Europe: A History, Norman Davies, (Oxford University Press, £25). ISBN: 0198201710

Eight years after the fall of the Berlin Wall seems an appropriate time for the arrival of new European histories which attempt to give East and West parity of esteem. Such histories are now wending their way to the bookstores. Europe: a History has garnered the most headlines (and sales). The layout is innovative. The text is complemented with almost ninety maps. Davies has included about three hundred ‘capsules’: boxed text which—as he says himself—describe ‘specifics which would otherwise find no place among the generalisations and simplifications of synthetic history-writing’. From Ireland we have ‘Famine’ and ‘Blarney’. The rest are scattered across Europe like historical confetti. He is concerned to give minority cultures their rightful place in these capsules: many have titles in the original language such as ‘Slesvig’, ‘Norge’, ‘Rus’, ‘Shqiperia’, and ‘Eesti’.
Davies’ introduction is required reading for anyone who is interested in the use and abuse of history by ideologues. However, he refrains from defining Europe. His maps suggest the Urals as a cut-off, but are Sverdlovsk and Perm really in different continents? Near the end of the book Davies says ‘somewhere between the depths of Russia and the heart of Europe a new dividing line will have to be established hopefully along a border of peace’. One senses that Davies’ Europe would exclude Russia: his portrayal of Russia is unflattering. But who could think of Dostoyevsky, Mandel’shtam or Tolstoy as non-European writers? Paradoxically, Europe: A History shifts the European centre of gravity eastwards while at the same time refusing to grant Russia access to this new Europe. In the introduction Davies argues that ‘Eastern Europe is no less European for being poor, or undeveloped, or ruled by tyrants’. He doesn’t seem to have realised that this also applies to Russia.
Davies is determined to decentre and re-situate us in this continent. Each chapter opens with a map of Europe, but at ninety degrees to the standard map. Ireland is now at the top and the Urals at the bottom of the page (or vice-versa sometimes). The exact centre of this set of maps is situated in modern-day Poland, just north of Warsaw. This is the essence of Davies’ revisionism: to reinvent Eastern Europe as Central Europe and to re-integrate the former Warsaw Pact and new countries into a new Europe. While one can see this as an immensely political aim in the aftermath of the implosion of the Soviet empire and as the EU drags its heels on admitting the new democracies as members, nevertheless it is refreshing and exciting to read about Europe from this new perspective.

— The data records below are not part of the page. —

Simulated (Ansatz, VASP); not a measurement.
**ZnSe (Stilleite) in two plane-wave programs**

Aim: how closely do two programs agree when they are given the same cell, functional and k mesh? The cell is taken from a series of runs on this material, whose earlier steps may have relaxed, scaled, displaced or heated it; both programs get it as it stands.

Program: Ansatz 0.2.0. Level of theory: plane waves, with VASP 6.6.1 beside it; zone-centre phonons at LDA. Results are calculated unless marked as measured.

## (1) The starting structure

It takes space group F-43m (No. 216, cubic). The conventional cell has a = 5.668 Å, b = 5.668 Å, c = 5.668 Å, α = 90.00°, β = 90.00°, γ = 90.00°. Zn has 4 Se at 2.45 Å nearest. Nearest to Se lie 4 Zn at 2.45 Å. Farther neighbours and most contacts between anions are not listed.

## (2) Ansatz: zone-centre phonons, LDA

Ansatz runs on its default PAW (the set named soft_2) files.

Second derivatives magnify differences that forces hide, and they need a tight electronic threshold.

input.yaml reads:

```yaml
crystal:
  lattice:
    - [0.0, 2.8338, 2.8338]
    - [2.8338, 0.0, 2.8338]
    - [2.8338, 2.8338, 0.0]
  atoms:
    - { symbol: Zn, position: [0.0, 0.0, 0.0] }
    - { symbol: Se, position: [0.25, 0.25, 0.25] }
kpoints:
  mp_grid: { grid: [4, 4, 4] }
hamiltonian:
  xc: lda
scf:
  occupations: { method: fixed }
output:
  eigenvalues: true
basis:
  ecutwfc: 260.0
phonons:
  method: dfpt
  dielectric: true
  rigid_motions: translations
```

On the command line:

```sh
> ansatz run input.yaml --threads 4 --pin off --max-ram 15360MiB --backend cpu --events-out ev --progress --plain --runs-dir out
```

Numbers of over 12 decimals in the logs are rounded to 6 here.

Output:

The opening sentence of each chapter is deliberately provocative, challenging our well-worn assumptions about the past. Davies views the grandiose claims for many strands of European culture as mere propaganda. Thus the Renaissance is ‘unreal’, the Age of Reason is ‘naive’, twentieth-century Europe is ‘barbaric’ and so on. One is stimulated to keep reading by this strategy, even if one disagrees with his thesis.

The first chapter includes an excellent guide to the common European linguistic heritage bequeathed us by the Celts. He takes some proto-Celtic root words and notes placenames which are based on these: for example ‘gael’ as in Portugal, Gaul and Galatia (in Asia Minor), or dun as in Dunmurry, London or Thun (Switzerland). In this way, the Celtic ‘fringe’ is rightly placed in a continental European cultural and linguistic context. Davies is careful to give expression to the non-Graeco-Roman origins of much of European culture. He discusses the ‘Black Athena’ controversy, whereby Martin Bernal claimed that much of classical Greek culture originates from sub-Saharan Africa. Interestingly, Davies discusses post-Roman Empire Europe in a chapter called ‘The Birth of Europe’. He points out that the term ‘Dark Ages’ is a misnomer: many Romans took refuge from the barbarian practices of the Empire among the Goths and Franks.
While Davies’ vision and grand narrative is captivating, I found myself irked by various shortcomings. The index is abysmal: names such as Robert Boyle, Jonathan Swift and John Toland are omitted although they are mentioned in the text (curiously Davies calls the latter ‘J.J. Toland’). Spelling is occasionally innovative: Seamus Healey makes the index as author of ‘The Tollund Man’! The illustrations—sandwiched out of textual context in two locations—are appallingly titled, with descriptions of the paintings (disappointingly reproduced in black-and-white) relegated to an appendix at the back, hundreds of pages away.
Much spleen has been vented on Europe: A History by various critics. Many have fumed at the number of factual inaccuracies. This reviewer can add to the list. For example, I am baffled as to why Davies—a champion of the history of small countries in central Europe—calls a Sinn Féin MP (Constance Markiewicz) ‘British’. In a capsule entitled ‘Elektron’, Davies states that the term electron was coined by ‘the British physicist J.D. Stoney’; George Johnstone Stoney (an Offalyman) gave this term to the world. Davies compounds the error in the same capsule by not mentioning the work of J.J. Thomson, who is generally recognised as having offered conclusive proof—in his charge-to-mass ratio (e/m) experiments—that electrons exist; and this in a capsule directly about electrons! No mention is made of the great anatomists Galen and William Harvey. The scientist Jacob Bronowski is called ‘Joseph’ in the Introduction. Ghana, not Nigeria, was the first British African colony to become independent. Could this sloppiness be related to the Oxford University Press’s attempting to publish before other major histories of Europe arrived (by J.M. Roberts and John Merriman)?
While it is true that history can be written at any magnification, the overall effect of Davies’ factual aberrations is to significantly detract from the genuine innovations in his book. Attention to detail and broad narrative sweep should not be mutually exclusive; at times this seems to be the case here. Despite the flaws, it reads very well. It puts the story back into history. Davies is often ironic: he describes the Vatican State as ‘almost as papist as Éire’! The first sentence of the Preface states ‘This book contains little that is original’. One is tempted to say that the many errors constitute originality in themselves. For a non-specialist like this reviewer, the merit of the book lies in its macro-vision of Europe and its gripping narrative. After this book, it will never again be possible to exclude Eastern Europe from ‘European’ history. That is worth cherishing.